Harlem Renaissance  Comes to Life in Raisin’ Cane

(Actress Jasmine Guy)

By Jerome Langston

It is early in my phone conversation with actress Jasmine Guy that I remember what I’d loved about our first time chatting, back in 2014, when the triple-threat performer first brought her Harlem Renaissance show to the 757. Jasmine keeps it extra real. The Atlanta native and preacher’s kid, famously known for portraying the lead character of Whitley Gilbert in The Cosby Show spin-off, A Different World, sounds nothing like the black southern belle she portrayed so well for the entire six seasons of the iconic sitcom. Gone is the famous southern accent that she created to land the role of Whitley. And though she does come from some privilege, Jasmine is not at all rigid or bougie like Whitley was—in fact, she’s quite earthy, passionate, and most importantly to me―a humor filled conversationalist.

“You know ice and Atlanta is not a good combo,” she says with a slight chuckle. I laugh, and tell her the two don’t mix well in Virginia either. It is the morning of the impending “blizzard,” so the actress, who still happily resides in Atlanta, has been out getting supplies in preparation. She tells me that it took her eight hours, a couple years or so back, to pick up her daughter Imani from school, during a winter storm. “I’m not doing that again,” she says with conviction.

That infamous Atlanta traffic gridlock incident happened in 2014, the same year that Raisin’ Cane: A Harlem Renaissance Odyssey, made its local premiere here at the Attucks Theatre. It was an amazing show—a mixed-media theatrical gem that encompassed music, still images, and oratory—in ways rarely seen work successfully in American theater. I ask Jasmine if the show has changed significantly since then.

“It is constantly morphing,” she says. “We’re constantly editing the show, making it as potent as possible, but also giving the musicians room to vamp.” Performing in the show with the acclaimed Avery Sharpe Trio has made Jasmine more comfortable with improvisation. “They’ve taught me how to be a jazz actor.”

Taking its inspiration from Jean Toomer’s classic novel “Cane,” published in 1923, Raisin’Cane celebrates and contextualizes the Harlem Renaissance for theater audiences. Never have the words and artistry of Langston Hughes, Zora Neale Hurston, W.E. B. Du Bois, and other Harlem Renaissance artists and thinkers, been so remarkably displayed for the stage. Jasmine occupies the role of Griot: dancing, singing and delivering passionate oratorical history lessons about America’s sexiest literary era, and the larger social framework of black life that it existed in, during the early 20th century following World War I.

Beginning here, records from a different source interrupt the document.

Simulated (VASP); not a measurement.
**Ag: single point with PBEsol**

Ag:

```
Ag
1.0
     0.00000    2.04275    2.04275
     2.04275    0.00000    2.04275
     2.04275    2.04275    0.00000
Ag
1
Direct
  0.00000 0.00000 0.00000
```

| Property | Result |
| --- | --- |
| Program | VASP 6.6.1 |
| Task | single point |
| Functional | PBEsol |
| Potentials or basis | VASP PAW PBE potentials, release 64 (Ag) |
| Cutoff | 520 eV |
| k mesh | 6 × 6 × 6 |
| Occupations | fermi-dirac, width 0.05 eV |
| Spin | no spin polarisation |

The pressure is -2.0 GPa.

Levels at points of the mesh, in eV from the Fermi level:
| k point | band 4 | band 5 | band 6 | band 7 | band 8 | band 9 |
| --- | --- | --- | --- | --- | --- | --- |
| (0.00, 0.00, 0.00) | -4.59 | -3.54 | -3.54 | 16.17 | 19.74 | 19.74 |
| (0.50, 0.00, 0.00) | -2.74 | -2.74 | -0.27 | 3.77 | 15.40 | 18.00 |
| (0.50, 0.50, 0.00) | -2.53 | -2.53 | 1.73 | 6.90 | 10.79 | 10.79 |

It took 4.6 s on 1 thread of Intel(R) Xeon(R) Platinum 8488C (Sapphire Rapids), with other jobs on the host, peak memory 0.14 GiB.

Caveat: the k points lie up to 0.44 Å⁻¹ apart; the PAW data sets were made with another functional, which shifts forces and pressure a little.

“I really feel so strongly about telling our stories…in ways that are accessible to people, and not just young people, but all people,” Jasmine says. “Everything is not Harriet Tubman, Rosa Parks and Martin Luther King…there were many, many people, that already saw this…our plight as an issue, and tried to rectify it in their time, with the equipment that they had.”

Written by Harry Clark, directed by Dan Guerrero, and with a lively jazz score by Avery Sharpe, whom Jasmine has now known for decades, the two-act production has played many theatres throughout the country, since it premiered some years back. It plays Hampton’s American Theatre next month.

Jasmine Guy is, like I, a Harlem Renaissance enthusiast. We are a relatively small group, but are nevertheless passionate about 1920s era Harlem, and its time as the Black Mecca for creative expression rooted in our culture. Great literature, jazz, visual art, the now iconic fashion of the black middle class, and black intellectuals―Harlem was the shit back then.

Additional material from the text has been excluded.